It is strange. It is almost as if he is afraid of one of the other goats. 

If he is eating, drinking, has normal temp, then, I guess leave him be. Was he always like that?


----------



## janeen128 (Dec 31, 2012)

I know the lady I got him from had just him in the house until 3 months old. I'm thinking rough beginning. I know that before I got my sheep, I have pens in the barn, and he liked having his own.... I'll leave him be and just keep an eye on him.


----------



## janeen128 (Dec 31, 2012)

Another thing that is strange about him he sounds like a growling cat, not a goat. No joke. My neighbor just asked me about that. I guess I got used to it. Is that normal? Probably not, I'm just hoping for great kiddos from him


----------



## toth boer goats (Jul 20, 2008)

So it stems from, no socialization when he was a kid, that makes sense why he likes being alone. He doesn't know how to interact with others.
Maybe pen him up with one goat and see if that other goat can teach him how to be a goat and be happy.

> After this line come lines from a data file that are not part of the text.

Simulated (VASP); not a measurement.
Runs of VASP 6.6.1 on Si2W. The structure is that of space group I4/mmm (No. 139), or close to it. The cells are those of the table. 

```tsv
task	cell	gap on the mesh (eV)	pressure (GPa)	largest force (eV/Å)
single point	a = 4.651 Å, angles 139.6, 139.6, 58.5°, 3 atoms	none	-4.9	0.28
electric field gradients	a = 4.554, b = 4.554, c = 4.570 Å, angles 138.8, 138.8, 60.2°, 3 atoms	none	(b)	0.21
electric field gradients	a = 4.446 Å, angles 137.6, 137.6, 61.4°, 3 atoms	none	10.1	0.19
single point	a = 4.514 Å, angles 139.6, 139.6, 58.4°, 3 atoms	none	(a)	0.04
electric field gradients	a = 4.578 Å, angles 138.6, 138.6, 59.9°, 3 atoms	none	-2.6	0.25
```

When do you plan on breeding? Hopefully, he won't want to be away from the girls as well.

Strange, if he sounds like a cat, LOL, hmm, don't know what the cause of that is.


----------



## janeen128 (Dec 31, 2012)

Oh, he did his job with the girls. I let him run with them, and they are due at the end of the month. He took that job seriously, maybe too seriously LOL... I brought one of my kinder does home on Feb 23, and he got her right then and there. He doesn't mind that at all. The Nubian/Lamancha doe is due at anytime too, didn't see that one happen though. The one nubian/lamancha doe he was trying repeatedly with had a severe copper deficiency, so that wasn't his fault, she's getting better and will be ready for breeding in the fall Definitely getting my breeding organized next season 

I have him and the oberhasli buckling together so far so good!! I actually think he likes his pen area, and I did find him and Charlie (buckling) laying close together when I came home from church

Yeah, he's always sounded like a growling cat. Sometimes when he cries loudly I rush out there to check on them thinking it might be a bob cat... and then oh, that's just you, what's up!!!


----------



## toth boer goats (Jul 20, 2008)

Sounds as if it is working, putting him with the one buck, he is sounding more relaxed, which is so good.
It is also good, he bred with no issues there. 

That is so weird with the cat sounds, can you video it, I'd love to hear that.


----------



## janeen128 (Dec 31, 2012)

toth boer goats said:


> Sounds as if it is working, putting him with the one buck, he is sounding more relaxed, which is so good.
> It is also good, he bred with no issues there.
> 
> That is so weird with the cat sounds, can you video it, I'd love to hear that.


Can you do audio on here? I thought of making a video and posting it, so hey I think I'm going to try. My nephew in law, and my mom told me to get a video tape and send it to America's funniest videos I'll attempt to do that today or tomorrow


----------



## janeen128 (Dec 31, 2012)

Okay, I'm going to try tomorrow as he is not a big talker, but he does have his moments when he talks, however today no such luck. I will try tomorrow


----------



## toth boer goats (Jul 20, 2008)

Yes, video/Audio should work on here


----------



## janeen128 (Dec 31, 2012)

Sorry, but the little stinker didn't talk today either. I have an idea for Friday though... I'm gone tomorrow morning.... So Friday morning I'll tether him and his young friend for a few hours to do some munching he will talk then


----------



## toth boer goats (Jul 20, 2008)

LOL, oh well, try again some other time


----------



## janeen128 (Dec 31, 2012)

Bummer!! I can't get the video's to load, it only accepts pictures I wonder if I posted on on a different site, then tried.. I'm going to try


----------



## janeen128 (Dec 31, 2012)

Ya, I can't figure it out If anyone has any suggestions to try, let me know...


----------



## loggyacreslivestock (Mar 5, 2013)

Make a youtube video, then post the website address here.


----------



## janeen128 (Dec 31, 2012)

I tried to make a YouTube video it just keeps saying that it can't be published I'll keep trying


----------



## janeen128 (Dec 31, 2012)

I've given up on the YouTube video It just won't publish


----------



## toth boer goats (Jul 20, 2008)

Oh man, wish I could help, but I have no clue how to do Youtube stuff.


----------



## lottsagoats (Dec 10, 2012)

I have a doe that growls like a cat/dog. The first time I heard her i thought a dog had gotten into the goat pen. Nope, its just my psycho goat from hades.


----------



## janeen128 (Dec 31, 2012)

Okay. I finally have figured out how to publish the video So now I'm gonna try to link it to here, it might take a few days to figure it out


----------



## toth boer goats (Jul 20, 2008)

Sounds good


----------